July 14, 2015
Prime Minister vows to force employers to reveal gender pay gap
A consultation begins today on plans by the government to force larger companies with more than 250 employees to reveal the difference between the average pay of their male and female employees. Writing in today’s Times Prime Minister David Cameron says he is making a personal commitment to ensure that when his daughters aged four and eleven start work they will experience complete gender equality. Although the gender pay gap has narrowed to almost zero amongst the under 40s, ONS figures show that by the age of 40, men out-earn women by an average of £1.64 per hour, while according to the recent PwC annual Women in Work Index, the UK still lags well behind many other countries in overall female economic empowerment. The new consultation will be wide ranging and will look at who will be required to report, as well as the content, frequency and manner of reporting.

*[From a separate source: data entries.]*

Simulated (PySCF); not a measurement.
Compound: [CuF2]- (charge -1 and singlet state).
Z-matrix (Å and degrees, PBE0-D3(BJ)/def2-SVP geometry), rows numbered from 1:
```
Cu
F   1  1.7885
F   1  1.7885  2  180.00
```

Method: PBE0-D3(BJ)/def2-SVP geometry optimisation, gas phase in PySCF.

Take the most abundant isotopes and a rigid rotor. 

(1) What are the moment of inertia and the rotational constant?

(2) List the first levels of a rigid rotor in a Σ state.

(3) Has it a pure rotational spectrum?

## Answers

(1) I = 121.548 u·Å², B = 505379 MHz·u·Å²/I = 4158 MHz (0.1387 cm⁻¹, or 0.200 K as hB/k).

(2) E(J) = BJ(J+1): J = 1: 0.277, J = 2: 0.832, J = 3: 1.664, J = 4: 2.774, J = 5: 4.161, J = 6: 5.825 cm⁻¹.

Writing in the Time the Prime Minister said the proposed legislation would: “Cast sunlight on the discrepancies and create the pressure we need for change, driving women’s wages up.”
Commenting on the proposals, the CBI appeared to favour a more voluntary approach as in the way the creation of more diverse company boards has been steered by the Lord Davies Women on Boards review, which it says, demonstrates the value of encouragement as opposed to using the law.
Said Katja Hall, CBI Deputy Director-General:
“Addressing the gender pay gap is the right priority – and we should set a target for reducing it. While we believe publishing pay gap data could be misleading, we will work with the Government to ensure that rules on what is published are flexible enough to be relevant to each company.”
Legal experts also warn there might be some difficulty in determininghow best to assess pay levels.
Advised Nicola Rabson, global head of employment & incentives at Linklaters: “The most vexing issue is likely to be the level of detail that is required to be published – an overall pay comparison of the pay of an organisation’s male and female employees will provide considerably less information than a job-by-job comparison.
She adds: “Although at this stage there is little concrete action for employers to take, businesses may well be inclined to respond to the consultation, which closes on 6 September.”